A data lakehouse, however, allows businesses to use the data management features of a warehouse within an open format data lake. Pioneered by Databricks, the data lake house is different from other data cloud solutions because the data lake is at the center of everything, not the data warehouse.

To address the data storage aspect, a relatively new open source standard called Delta Lake brings the essential functionality of a data warehouse, such as structured tables, into a data lake.
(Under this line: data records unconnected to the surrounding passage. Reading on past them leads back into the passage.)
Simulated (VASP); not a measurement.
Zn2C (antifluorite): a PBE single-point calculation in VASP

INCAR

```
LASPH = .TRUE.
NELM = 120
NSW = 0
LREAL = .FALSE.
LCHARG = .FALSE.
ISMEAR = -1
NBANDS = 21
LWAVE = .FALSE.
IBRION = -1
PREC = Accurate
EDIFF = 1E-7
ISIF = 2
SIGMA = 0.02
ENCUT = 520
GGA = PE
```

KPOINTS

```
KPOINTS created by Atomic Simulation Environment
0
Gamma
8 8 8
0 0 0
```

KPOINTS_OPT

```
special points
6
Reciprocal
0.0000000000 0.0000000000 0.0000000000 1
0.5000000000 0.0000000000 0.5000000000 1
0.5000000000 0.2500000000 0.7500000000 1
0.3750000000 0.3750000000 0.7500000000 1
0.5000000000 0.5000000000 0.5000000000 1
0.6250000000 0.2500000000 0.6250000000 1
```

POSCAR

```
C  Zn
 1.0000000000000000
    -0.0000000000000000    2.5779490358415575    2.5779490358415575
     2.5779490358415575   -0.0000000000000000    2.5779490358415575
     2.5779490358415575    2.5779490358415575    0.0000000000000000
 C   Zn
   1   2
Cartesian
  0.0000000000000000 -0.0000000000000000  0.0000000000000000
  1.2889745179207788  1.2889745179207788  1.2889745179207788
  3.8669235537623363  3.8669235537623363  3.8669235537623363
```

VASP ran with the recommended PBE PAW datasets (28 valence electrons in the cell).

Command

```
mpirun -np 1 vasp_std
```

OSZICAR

Data lakehouse architecture is made up of 5 layers:


  • Ingestion layer: Data is pulled from different sources and delivered to the storage layer.
  • Storage layer: Various types of data (structured, semi-structured, and unstructured) are kept in a cost-effective object store, such as Amazon S3.
  • Metadata layer: A unified catalog that provides metadata about all objects in the data lake. This enables data indexing, quality enforcement, and ACID transactions, among other features. The metadata layer is the defining element of the data lakehouse.
  • API layer: Metadata APIs allow users to understand what data is required for a particular use case and how to retrieve it.
  • Consumption layer: The business tools and applications that leverage the data stored within the data lake for analytics, BI, and AI purposes.

Why might a business use a data lakehouse?

Combining data lakes and data warehouses into data lakehouses allows data teams to operate swiftly because they no longer need to access multiple systems to use the data.

This simplified data infrastructure solves several challenges that are inherent to the two-tier architecture mentioned above:

  • Improved reliability: Businesses don’t have to worry about engineering ETL transfers between fragile systems that may be disrupted due to quality issues.
  • Reduced data redundancy: The data lakehouse serves as a single repository for all data, eliminating redundancies and supporting more efficient data movement.
  • Fresher data: The issue of data staleness is addressed with a data lakehouse because data is available for analysis in a few hours rather than a few days.
  • Decreased cost: By streamlining ETL processes and moving to a single-tier architecture, businesses often save money after adopting the data lakehouse approach.

Featuring increased agility and up-to-date data, it’s clear that data lakehouses are a great fit for organizations looking to fuel a wide variety of workloads that require advanced analytics capabilities. In fact, lakehouses enable businesses to use BI tools, such as Tableau and Power BI, directly on the source data, resulting in the ability to have both batch and real-time analytics on the same platform.

Data lakehouses also give businesses the ability to adopt AI and machine learning (ML) or take their existing technology to the next level, while still meeting compliance requirements. Though the unstructured data needed for AI and ML can be stored in a data lake, it creates data security and governance issues. A lakehouse solves this problem by automating compliance processes and even anonymizing personal data if needed.

How do data lakehouses compare to data warehouses?


Data warehouses are built for queryable analytics on structured data and certain types of semi-structured data. While business analytics teams are typically able to access the data stored in a data lake, there are limitations. Data lakes often require a data engineer to “wrangle” the data into a usable format.

A data lakehouse, however, has the data management functionality of a warehouse, such as ACID transactions and optimized performance for SQL queries. This also includes support for raw and unstructured data, like audio and video.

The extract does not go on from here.